Memory Is Now Live on Poly: Bring Your Context, Keep Control
One of the most common frustrations with AI tools is context reset. You explain your preferences, your projects, your workflow, and then you have to repeat it in the next session.
Poly Memory fixes that.
Memory is now live on Poly. You can import long-term context, use it across conversations, and keep full control over what stays and what gets deleted.
What Poly Memory Actually Does
Poly Memory gives you a dedicated memory vault in Settings where you can:
- Import memory from another provider
- Toggle memory usage on or off for new requests
- Review memory entries in a structured table
- Delete individual memories whenever you want
This is designed for continuity, not lock-in. You decide when memory is used.
How Import Works
Inside Settings → Memory Vault, Poly walks you through a two-step migration flow:
- Copy the transfer prompt and paste it into your old AI provider
- Paste that provider output into Poly, then run import
Poly then cleans, validates, and structures the output before saving it as memory entries.

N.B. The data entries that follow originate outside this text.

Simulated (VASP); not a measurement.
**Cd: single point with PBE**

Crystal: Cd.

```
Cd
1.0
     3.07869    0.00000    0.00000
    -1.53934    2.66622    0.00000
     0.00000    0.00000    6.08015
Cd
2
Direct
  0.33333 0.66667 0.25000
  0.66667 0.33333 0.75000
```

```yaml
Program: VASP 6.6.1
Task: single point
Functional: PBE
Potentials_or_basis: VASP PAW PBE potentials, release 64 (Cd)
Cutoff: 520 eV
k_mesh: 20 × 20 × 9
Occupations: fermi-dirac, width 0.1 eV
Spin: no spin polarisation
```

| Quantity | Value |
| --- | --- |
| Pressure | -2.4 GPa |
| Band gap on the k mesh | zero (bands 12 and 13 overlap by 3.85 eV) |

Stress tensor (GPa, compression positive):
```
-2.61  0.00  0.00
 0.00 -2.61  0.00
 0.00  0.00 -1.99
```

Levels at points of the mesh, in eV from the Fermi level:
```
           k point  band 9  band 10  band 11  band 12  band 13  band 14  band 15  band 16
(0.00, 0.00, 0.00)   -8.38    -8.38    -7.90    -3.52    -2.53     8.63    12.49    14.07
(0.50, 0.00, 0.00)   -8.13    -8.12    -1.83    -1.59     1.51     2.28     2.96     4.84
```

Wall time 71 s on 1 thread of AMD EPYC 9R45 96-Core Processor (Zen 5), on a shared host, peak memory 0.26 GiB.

This means no manual copy-paste of dozens of notes, and no need to rebuild your profile from scratch.
The Big Difference: You Stay in Control
We built Memory around user control from day one:
- On/Off toggle for memory usage in chats
- Per-entry deletion directly from the Memory Vault
- Transparent import flow so you know what gets stored
If you don’t want memory used in a chat context, switch it off. If a memory is outdated, delete it. Simple.
What This Unlocks in Practice
With Memory enabled, Poly can better preserve your preferences and working context over time, for example:
- Preferred tone and response style
- Recurring project details and constraints
- Tooling habits and workflow defaults
That means less repetition and more useful first responses.
Watch the Demo
We recorded a full walkthrough of the import + management flow.
Why This Matters
Poly has always been about flexibility: multiple frontier models, one workspace, shared context.
Memory extends that vision. You bring your context once, and Poly helps you keep momentum instead of starting from zero every time.
If your work depends on continuity, strategy, writing systems, product plans, research threads, this is a meaningful upgrade.